March 30, 2018 4:48 pm

Growing up in an unstable household with few positive role models in his life, Omari Amili had little idea what it meant to truly be successful. His parents suffered from addiction and, as a result, Amili’s performance in school suffered. He attended about 15 different schools before eventually dropping out of high school.

“I dealt with a lot of neglect and abandonment, and my values were very distorted growing up,” he said. “I thought money was a sign of success, which led me to a life of criminal behavior.”

Amili did whatever he could to chase the life he thought he needed, eventually landing in prison on felony charges.
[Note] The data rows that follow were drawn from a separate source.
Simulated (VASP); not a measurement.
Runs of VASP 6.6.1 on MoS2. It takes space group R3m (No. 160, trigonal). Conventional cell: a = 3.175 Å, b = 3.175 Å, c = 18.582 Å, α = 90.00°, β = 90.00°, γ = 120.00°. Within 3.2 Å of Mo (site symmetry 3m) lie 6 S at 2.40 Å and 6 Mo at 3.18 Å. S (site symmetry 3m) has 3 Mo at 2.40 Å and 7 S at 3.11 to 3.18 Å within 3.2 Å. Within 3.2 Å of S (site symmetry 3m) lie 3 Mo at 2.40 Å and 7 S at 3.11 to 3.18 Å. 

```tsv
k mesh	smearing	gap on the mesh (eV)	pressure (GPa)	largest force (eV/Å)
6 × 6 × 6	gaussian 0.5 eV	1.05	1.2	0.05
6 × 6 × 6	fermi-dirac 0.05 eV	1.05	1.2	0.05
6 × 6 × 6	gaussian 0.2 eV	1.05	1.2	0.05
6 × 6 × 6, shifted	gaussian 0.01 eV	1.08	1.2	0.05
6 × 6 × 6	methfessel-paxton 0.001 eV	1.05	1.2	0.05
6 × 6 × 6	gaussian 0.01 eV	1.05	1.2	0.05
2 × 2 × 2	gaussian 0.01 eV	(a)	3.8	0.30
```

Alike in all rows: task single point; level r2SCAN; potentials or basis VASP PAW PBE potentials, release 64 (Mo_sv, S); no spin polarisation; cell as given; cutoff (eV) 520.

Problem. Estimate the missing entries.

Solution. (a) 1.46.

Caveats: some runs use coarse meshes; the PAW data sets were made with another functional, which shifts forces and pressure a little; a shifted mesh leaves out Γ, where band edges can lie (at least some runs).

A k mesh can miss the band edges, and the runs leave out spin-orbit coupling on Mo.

“I thought the money I was making was a sign of success, but instead, it was my path to prison,” he said.

After serving 20 months, Amili was released from prison with a commitment to turn his life around and become the role model that he lacked as a child. The father of six enrolled at Pierce College armed with a GED and a goal to create a better life for himself and his family.

“When I walked through the doors at Pierce College, I wasn’t seen as a convict or a felon,” he said. “I was a college student, and that confidence really helped me grow and see for the first time that I can be successful. My experience at Pierce gave me the motivation I needed to see that I really can do well in school.”

He graduated from Pierce College in 2011 with his transferable Associate of Arts degree, and moved on to earn his bachelor’s and master’s degrees from University of Washington Tacoma.

His ultimate goal was to be in a position to help others who come from similar backgrounds to see their own potential.

“I am formerly incarcerated, and I’m also a college graduate who has seen a level of success,” he said. “Some people out there just can’t imagine being in this position, but I believe the narrative needs to change. More people need to be vocal about their experiences.”

In an effort to help others see their own potential, Amili has released his first book, “Transforming Society’s Failure.”

He wrote the book to share his own story and to inspire others to follow his lead. “Going to college has allowed me to make a new life for myself,” Amili said. “I knew I had to share my story with others who are facing the negative labels and stereotypes that I had to deal with.”

Amili has no intention of slowing down any time soon, and plans to ultimately earn his doctorate. “I’ve been told that I’m just going to be another statistic and that I have nothing to offer society,” he said. “It means so much to me to show people that there really are no limits to what you can achieve if you put in the time and effort it takes.”

Amili remains active in the community, sharing his story in a variety of speaking engagements sponsored by organizations such as The Seattle Times and universities around the Northwest. Being named a 2018 Distinguished Alum at Pierce College is an honor he never imagined. “This award means so much to me, especially because there are so many people who graduate each year,” he said. “It makes me feel validated in everything I’ve done, and that all this work has been worthwhile.”

Pierce College will honor Amili and three other esteemed alumni during the annual Distinguished Alumni celebration and dinner on Thurs., April 12 in Pierce College Puyallup’s College Center Building Multipurpose Room. The reception will begin at 5:30 p.m. Tickets are $50, available for purchase by using our online ticketing system.